Posted in 2012 on April 12th, 2012 by Robert X. Cringely – 38 Comments

Show me the money!

Nothing is ever exactly as it seems in the business of technology and that certainly applies to AOL’s recent patent auction, won by Microsoft with a bid of $1.056 billion. This event wasn’t really an auction and had little to do with patents, yet it probably marks the peak of the current patent bubble.

On the face of it, AOL selling its 800 patents to Microsoft was about raising cash for the troubled online company, allowing it to pass some of that money on to disgruntled shareholders in the form of a one-time dividend or share buy-back. And the patents were substantial, since they included not just AOL’s own productivity but also that of Netscape, Mirabilis (ICQ), and any other AOL acquisitions over the years.  Bidders were Facebook, Goldman Sachs, and Microsoft. But that’s where the obvious part comes to an end.

The reason there was an auction at all was probably because of AOL’s concern about adversarial shareholders. Had AOL simply sold the patents to Microsoft in a private transaction the company might have been at risk for shareholder lawsuits claiming the price was too low. A public auction was the best defense against such lawsuits.

Only the auction wasn’t real.  No company but Microsoft was ever going to buy those patents.

Facebook is friends with Microsoft, one of its larger investors. Goldman Sachs isn’t normally in the business of buying patents, but as Microsoft’s longtime investment banker and the company that took Microsoft public, they stepped-in as a favor to Redmond, making sure there were at least three bidders so the event at least appeared to be a legitimate auction.

The auction started on March 22nd and ended on April 8th, which was probably the shortest such auction in history. Normally the sale of hundreds of patents would have required months of due-diligence from bidders, not two weeks.

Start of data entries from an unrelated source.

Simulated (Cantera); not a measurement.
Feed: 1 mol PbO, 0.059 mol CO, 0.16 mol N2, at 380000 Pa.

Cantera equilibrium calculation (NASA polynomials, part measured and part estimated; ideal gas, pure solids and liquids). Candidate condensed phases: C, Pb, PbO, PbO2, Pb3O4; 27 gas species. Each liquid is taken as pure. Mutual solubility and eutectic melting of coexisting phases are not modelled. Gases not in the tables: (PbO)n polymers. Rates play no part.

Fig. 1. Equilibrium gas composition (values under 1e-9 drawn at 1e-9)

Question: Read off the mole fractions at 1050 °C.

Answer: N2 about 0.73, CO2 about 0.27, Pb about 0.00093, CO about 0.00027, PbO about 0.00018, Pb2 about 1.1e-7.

As patent theater it played well, too.  Facebook bought 800 IBM patents (notice the identical number) instead for an undisclosed but presumably huge sum, Goldman was simply out-bid, and Microsoft walked with the patent portfolio, presumably to bolster it for the coming battle with Google — a battle I’m not even sure is coming, by the way.

But Facebook’s IBM patent purchase was tiny in comparison with a price tag of no more than $70 million and probably a lot less.  When Big Blue sells excess patents by the pound, which it does regularly, the going price tends to be $20,000 for little patents and $100,000 for big ones. You do the math.

Facebook’s patent guy used to work for AOL and knew what he was passing-up.  Maybe Microsoft will cross-license with Facebook, making the loss immaterial. And speaking of immaterial, if you think the IBM patents went for more than $70 million, how was Facebook able to avoid reporting the transaction details as the SEC requires if they are material to the company’s results?

So why the drama when Microsoft could have just bought the damned patents? Part of that is covered by AOL’s needs as described, above. The rest is Microsoft’s need to make the transaction one that would be viewed as an asset purchase, adding to the company’s balance sheet, rather than a penalty, detracting from Microsoft earnings.

It’s all about accounting.

Remember AOL was one of the companies that successfully sued Microsoft for anti-trust, both in its own name and that of its Netscape acquisition. Microsoft paid AOL $750 million back in 2003. Think of this $1 billion payment as the final installment of Microsoft’s settlement with AOL.

The 2003 settlement with AOL didn’t cover patent infringement.  Even back then Time Warner lawyers felt that there was another $500 million to be recovered from Microsoft for patent infringement. Yet for some reason they never went back for the money.

So Microsoft has had that potential litigation hanging over its corporate head for almost a decade. Not only was there infringement, but that infringement could be easily documented as willful with a decade of litigation leaving a clear paper trail of causation. Microsoft couldn’t claim they were unaware of the AOL patents. And since they were aware they could be subject to treble damages. That’s a potential $1.5 billion hit to earnings.

Much better to cut the present deal, paying just over $1 billion as an asset purchase.

The price was high, but not as high as it might have been for Microsoft, and from an accounting perspective it was ideal.

But as a pure patent sale, the price was probably too high, which is why I say it marks the peak of the patent bubble. Big companies have been bulking-up their patent portfolios of late and my sense is that process is pretty much complete. Apple, Google and Microsoft might enter into a huge legal battle now but I don’t see it happening.

Just like in the Cold War, mutually assured destruction will probably keep them safe.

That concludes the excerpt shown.